Saturday, December 21, 2013

Selfless Christmas, Selfless Christianity

Every year, it has been the same for just about everyone. Christmas break hits and that means sleeping in, praying that you receive what you wanted for Christmas, Acknowledging God for a split second on his birthday, and stuffing your face with festive goods that will throw you in such a guilt that you make a new years resolution to run it all off only to give up two weeks down the road. And this continues to happen over and over and over again. And your children do it, and their children do it, and so on and so on and so on.... 

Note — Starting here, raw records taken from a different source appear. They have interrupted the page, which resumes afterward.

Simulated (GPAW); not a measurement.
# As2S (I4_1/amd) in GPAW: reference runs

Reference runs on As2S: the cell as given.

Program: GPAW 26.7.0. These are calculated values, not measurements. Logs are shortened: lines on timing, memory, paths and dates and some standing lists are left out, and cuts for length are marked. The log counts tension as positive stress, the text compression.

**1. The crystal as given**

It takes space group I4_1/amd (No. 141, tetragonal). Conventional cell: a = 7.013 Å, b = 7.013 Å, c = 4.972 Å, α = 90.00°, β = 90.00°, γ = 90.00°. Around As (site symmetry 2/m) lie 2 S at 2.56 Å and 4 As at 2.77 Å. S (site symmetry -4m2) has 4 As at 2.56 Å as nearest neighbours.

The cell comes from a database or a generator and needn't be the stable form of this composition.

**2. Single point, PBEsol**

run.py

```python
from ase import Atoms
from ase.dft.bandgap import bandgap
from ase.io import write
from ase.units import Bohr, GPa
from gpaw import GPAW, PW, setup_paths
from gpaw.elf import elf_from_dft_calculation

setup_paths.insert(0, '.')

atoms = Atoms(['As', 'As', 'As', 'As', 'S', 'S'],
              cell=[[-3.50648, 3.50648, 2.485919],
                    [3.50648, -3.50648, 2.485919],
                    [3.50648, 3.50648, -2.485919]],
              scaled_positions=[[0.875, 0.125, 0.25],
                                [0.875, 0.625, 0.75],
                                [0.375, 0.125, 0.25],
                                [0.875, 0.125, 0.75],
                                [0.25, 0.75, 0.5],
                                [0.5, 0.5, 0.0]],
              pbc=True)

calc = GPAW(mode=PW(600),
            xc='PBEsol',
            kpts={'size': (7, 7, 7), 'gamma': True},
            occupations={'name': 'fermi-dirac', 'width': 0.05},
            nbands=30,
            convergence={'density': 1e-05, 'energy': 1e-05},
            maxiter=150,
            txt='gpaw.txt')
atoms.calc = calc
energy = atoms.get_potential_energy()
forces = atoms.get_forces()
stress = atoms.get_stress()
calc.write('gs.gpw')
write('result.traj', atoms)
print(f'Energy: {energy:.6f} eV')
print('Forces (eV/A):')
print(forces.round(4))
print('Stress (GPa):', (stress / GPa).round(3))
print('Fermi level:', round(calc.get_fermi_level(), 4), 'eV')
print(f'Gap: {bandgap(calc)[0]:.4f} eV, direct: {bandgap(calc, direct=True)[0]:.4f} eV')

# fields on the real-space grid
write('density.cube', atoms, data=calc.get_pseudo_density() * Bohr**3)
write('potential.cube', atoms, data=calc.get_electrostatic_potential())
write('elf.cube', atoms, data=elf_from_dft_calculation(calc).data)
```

I woke up this morning with that very mentality. I had just spent weeks stressing and cramming for midterm exams, and all I wanted to think about was sleeping in. I woke up to a text reminding me that today was the day my ministry group visits the communities in East Nashville to give away coats and presents to those who can't afford such things. To be honest, I tried my hardest to get out of going. I was tired, it was raining, and the last thing I wanted to do was stand out in the rain and serve people who didn't say thank you and gave me evil looks. But every single excuse turned into a resolution. "My parents won't let me go without an adult." "oh," chimed my friend Allison. "Well, our Bible teacher said she could go." 

So I stomped out of bed and slowly drove my way to the Edge hill community. As we were handing out coats - Me, Ms. Trotter, and Isaac - I began to step back and realize that my attitude was in no way following up with the type of person I was proclaiming to be. In Colossians 3: 14-17 it states, "14 And above all these put on love, which binds everything together in perfect harmony. 15 And let the peace of Christ rule in your hearts, to which indeed you were called in one body. And be thankful. 16 Let the word of Christ dwell in you richly, teaching and admonishing one another in all wisdom, singing psalms and hymns and spiritual songs, with thankfulness in your hearts to God. 17 And whatever you do, in word or deed, do everything in the name of the Lord Jesus, giving thanks to God the Father through him." 

What was I thinking? Who was I to be frustrated with how my day was going? I should be joyful, loving, and an exact resemblance with how Christ lived when He walked this earth. And above all else, it was Christmas. A holiday of not just giving, but of sacrificing. This season, God sent a savior in the form of a child who grew up only to die in our place. Why should I, after hearing that, spend any second being sluggish and iffy about spreading the love of God to those struggling to simply love themselves. 

After realizing the importance of how my day could have played out, I received a call about a struggling family who lost their mother in a car wreck. I was asked to visit with the family who lived in East Nashville, next to the Maple wood area, and tell them that our church family was going to help them. As we entered the home, a strong stench of urine reeked the place. There were bugs scrambling left and right. They have three living in the small house, 1 of them being a grandmother who is very ill and a little boy who is only 4 years old. the youngest child shares a bed with the oldest son. Every night the child pees in the bed and both continue to sleep in it due to not having anywhere else to lay their head. 

Looking back at my morning at how my mood was, how my attitude was towards the day that lay ahead (only because I wanted to sleep in), guilt resided over me. What happened to living that selfless walk Landon? What happened to spending yourself for the weak and broken hearted? God opened my eyes tonight. More so, God broke my heart in places that needed to be broken. To me, holidays are filled with comfort and family while others are burying their loved ones along with their Christmas. 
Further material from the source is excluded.